A longer argument often given for this contradiction, by Russell himself, for example, proceeds by cases. Is R a normal set? If it is normal, then it is a member of R, since R contains all normal sets. But if that is the case, then R contains itself as a member, and therefore is abnormal. On the other hand, if R is abnormal, then it is not a member of R, since R contains only normal sets. But if that is the case, then R does not contain itself as a member, and therefore is normal. Clearly, this is a paradox: if we suppose R is normal we can prove it is abnormal, and if we suppose R is abnormal we can prove it is normal. Hence, R is both normal and abnormal, which is a contradiction.

Formal derivation

Let R be "the set of all sets that do not contain themselves as members". Formally: A is an element of R if and only if A is not an element of A. In set-builder notation:

$R=\{A\mid A\not\in A\}.$

Nothing in the system of Frege''s Grundgesetze der Arithmetik rules out R being a well-defined set. The problem arises when it is considered whether R is an element of itself. If R is an element of R, then according to the definition R is not an element of R. If R is not an element of R, then R has to be an element of R, again by its very definition. The statements "R is an element of R" and "R is not an element of R" cannot both be true, thus the contradiction.

The following fully formal yet elementary derivation of Russell''s paradox^[1] makes plain that the paradox requires nothing more than first-order logic with the unrestricted use of set abstraction. The proof is given in terms of collections (all sets are collections, but not conversely). It invokes neither set theory axioms nor the law of excluded middle explicitly or tacitly.

Definition. The collection $\{x \mid \Phi(x)\}\,\!$ , in which $\Phi(x)\,\!$ is any predicate of first-order logic in which $x\,\!$ is a free variable, denotes the individual $A\,\!$ satisfying $\forall x\,[x \in A \Leftrightarrow \Phi(x)]\,\!$ .

Theorem. The collection $R=\{x \mid x \notin x\}\,\!$ is contradictory.

Proof. Replace $\Phi(x)\,\!$ in the definition of collection by $x \notin x\,\!$ , so that the implicit definition of $R\,\!$ becomes $\forall x\,[x \in R \Leftrightarrow x \notin x].\,\!$ Instantiating $x\,\!$ by $R\,\!$ then yields the contradiction $R \in R \Leftrightarrow R \notin R. \ \square\,\!$

Remark. The above definition and theorem are the first theorem and definition in Potter (2004), consistent with the fact that Russell''s paradox requires no set theory whatsoever. Incidentally, the force of this argument cannot be evaded by simply proscribing the substitution of $x \notin x\,\!$ for $\Phi(x)\,\!$ . In fact, there are denumerably many formulae $\Phi(x)\,\!$ giving rise to the paradox.^[2] For some examples, see reciprocation below.

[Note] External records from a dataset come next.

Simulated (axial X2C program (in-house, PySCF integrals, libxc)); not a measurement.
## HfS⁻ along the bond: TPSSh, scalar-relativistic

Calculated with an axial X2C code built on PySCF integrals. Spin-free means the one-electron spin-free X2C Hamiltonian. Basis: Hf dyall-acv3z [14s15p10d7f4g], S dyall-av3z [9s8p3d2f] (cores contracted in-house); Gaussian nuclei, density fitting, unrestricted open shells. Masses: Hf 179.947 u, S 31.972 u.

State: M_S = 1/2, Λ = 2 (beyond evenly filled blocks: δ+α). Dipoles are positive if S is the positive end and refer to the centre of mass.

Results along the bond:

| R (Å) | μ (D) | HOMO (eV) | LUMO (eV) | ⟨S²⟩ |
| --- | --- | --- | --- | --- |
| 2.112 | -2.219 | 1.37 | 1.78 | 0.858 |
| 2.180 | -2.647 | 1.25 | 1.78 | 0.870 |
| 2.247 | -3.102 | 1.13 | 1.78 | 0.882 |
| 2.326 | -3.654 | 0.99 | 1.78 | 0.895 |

The paradox holds in intuitionistic logic

Often derivations of Russell''s paradox employ the law of the excluded middle (Russell''s own derivation did). Thus it may be tempting to conclude that the paradox is avoided if the law of excluded middle is disallowed, as with intuitionistic logic. However, as is clear from the first of the two informal arguments presented above, the law of excluded middle is not needed for the paradoxical argument. Here we show that the paradox can still be generated formally by means of the intuitionistically valid law of non-contradiction.

Theorem. The collection $R=\{x \mid x \notin x\}\,\!$ is contradictory even if the background logic is intuitionistic.

Proof. From the definition of $R \, \!$ , we have that $R \in R \Leftrightarrow R \notin R \, \!$ . Then $R \in R \Rightarrow R \notin R \, \!$ (biconditional elimination). But also $R \in R \Rightarrow R \in R \, \!$ (the law of identity), so $R \in R \Rightarrow ( R \in R \and R \notin R ) \, \!$ . But by the law of non-contradiction we know that $\neg ( R \in R \and R \notin R ) \, \!$ . By modus tollens we conclude $R \notin R \, \!$ .

But since $R \in R \Leftrightarrow R \notin R \, \!$ , we also have that $R \notin R \Rightarrow R \in R \, \!$ , and so we also conclude $R \in R \, \!$ by modus ponens. Hence we have deduced both $R \in R \, \!$ and its negation using only intuitionistically valid methods. $\square\,\!$

More simply, it is intuitionistically impossible for a proposition to be equivalent to its negation. Assume P ⇔ ¬P. Then P ⇒ ¬P. Hence ¬P. Symmetrically, we can derive ¬¬P, using ¬P ⇒ P. So we have inferred both ¬P and its negation from our assumption, with no use of excluded middle.

Reciprocation

Russell''s paradox arises from the supposition that one can meaningfully define a class in terms of any well-defined property $Φ(x)$ ; that is, that we can form the set $P = {x | Φ(x) is true }$ . When we take $\Phi(x) = x\not\in x$ , we get Russell''s paradox. This is only the simplest of many possible variations of this theme.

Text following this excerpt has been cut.